In the unlikely event that Cam Smith forgets he’s going to the Olympics this year, his colleagues in Crested Butte are eager to remind him of his newly earned status on the international sporting stage.
Smith will be competing in ski mountaineering during the 2026 Winter Olympics in Italy in February after winning the World Cup event in December. Since then, he’s returned to work at the Crested Butte Adaptive Sports Center, where his colleagues are excited about the acclaim he’s brought to the office.
“Everyone's excited about it. But yeah, it's definitely coming in small bits of realization of what this all means,” Smith said.
Ski mountaineering, also known as skimo, is making its Olympic debut at the 2026 games. The sport demands athletes ski up a mountain on specialty skis that allow for climbing and then ski back down after making a quick change to the equipment.
“It's kind of like adding these F1 pit stops into a ski race where you're going up and down the mountain,” Smith said, likening a Formula 1 stop to the equipment transition component of ski mountaineering.

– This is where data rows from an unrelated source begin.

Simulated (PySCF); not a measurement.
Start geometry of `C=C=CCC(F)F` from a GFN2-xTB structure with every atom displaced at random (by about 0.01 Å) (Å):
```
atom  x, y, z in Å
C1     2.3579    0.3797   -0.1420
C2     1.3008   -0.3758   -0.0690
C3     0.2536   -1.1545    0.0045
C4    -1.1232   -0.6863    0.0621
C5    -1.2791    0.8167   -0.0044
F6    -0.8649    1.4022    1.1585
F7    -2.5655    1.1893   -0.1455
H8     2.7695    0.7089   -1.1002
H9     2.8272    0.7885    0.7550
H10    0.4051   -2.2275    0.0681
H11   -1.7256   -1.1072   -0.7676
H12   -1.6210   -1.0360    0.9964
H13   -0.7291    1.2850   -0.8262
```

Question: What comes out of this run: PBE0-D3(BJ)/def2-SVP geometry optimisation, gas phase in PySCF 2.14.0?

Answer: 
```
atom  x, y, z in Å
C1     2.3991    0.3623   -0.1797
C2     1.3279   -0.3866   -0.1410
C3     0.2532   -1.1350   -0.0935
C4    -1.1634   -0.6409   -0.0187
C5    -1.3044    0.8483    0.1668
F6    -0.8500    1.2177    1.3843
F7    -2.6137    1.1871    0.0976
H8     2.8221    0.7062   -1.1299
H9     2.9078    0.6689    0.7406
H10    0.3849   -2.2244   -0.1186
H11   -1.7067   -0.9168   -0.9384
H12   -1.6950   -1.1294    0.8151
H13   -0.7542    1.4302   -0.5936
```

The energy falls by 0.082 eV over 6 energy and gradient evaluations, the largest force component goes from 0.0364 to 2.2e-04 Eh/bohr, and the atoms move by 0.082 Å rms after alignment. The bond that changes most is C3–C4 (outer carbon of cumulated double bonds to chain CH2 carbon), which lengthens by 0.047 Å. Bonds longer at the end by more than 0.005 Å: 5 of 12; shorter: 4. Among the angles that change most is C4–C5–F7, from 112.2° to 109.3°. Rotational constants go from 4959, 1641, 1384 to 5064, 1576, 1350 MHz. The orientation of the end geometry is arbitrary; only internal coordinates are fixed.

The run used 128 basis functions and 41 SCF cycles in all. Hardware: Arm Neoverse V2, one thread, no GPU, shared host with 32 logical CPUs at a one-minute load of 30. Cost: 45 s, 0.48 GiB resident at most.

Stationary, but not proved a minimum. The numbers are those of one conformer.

Smith, who grew up a proficient distance runner in Rockford, Illinois, came to ski mountaineering after moving to Gunnison to attend Western Colorado University.
“I liked skiing growing up. It just wasn't my biggest passion in life. We would drive a few hours to some cold, icy Midwest resort and have a little fun and go back, and I was like, yeah, that was okay,” he said.
But after moving to Gunnison to attend Western and having access to Crested Butte, Smith really took to the sport. “We'd go to class in the morning and then hop on the bus with all of our friends and go ski at Crested Butte all afternoon,” which made him realize, ”Wow, skiing's great.”
Initially, Smith said he just wanted to get good enough to finish events like The Grand Traverse, a ski race from Crested Butte to Aspen covering roughly 40 miles and climbing nearly 7,000 vertical feet. As he developed an aptitude for the sport, he rose in the competitive ranks. It just so happened that his rise in the sport coincided with international discussions to add it to the Olympic Games.
“In 2021, they announced that skimo would be in the Olympics for ‘26,” Smith said, who was 25 at the time. “I thought, okay, five years from now we'll have our chance.”
Smith secured that chance in December when he and his relay partner, Anna Gibson of Wyoming, took World Cup Gold at Solitude Mountain Resort. Smith will compete in the relay event as well as an individual sprint event.
The races are considerably shorter than the lengthy skimo races like The Grand Traverse. Instead of dozens of miles and thousands of feet, the race sends skiers up a few hundred feet of climbing and then back down a run. In between, racers must navigate the transitions from skiing uphill to running uphill and finally to skiing back down.
“There's going to be a lot of changes, a lot of back and forth, and it’s not necessarily like one athlete can dominate from the front,” Smith said.
The skimo events for the Olympics are scheduled for Feb. 19 and 21, with the individual sprint races taking place on the 19th and the longer, mixed relay set for the 21st. Smith said it’s been an adjustment going from Olympic hopeful to Olympian, but he’s already started the process of learning a little Italian and setting his sights on the next benchmark.
“We're definitely going there to hunt for a medal, and that's absolutely the goal,” Smith said.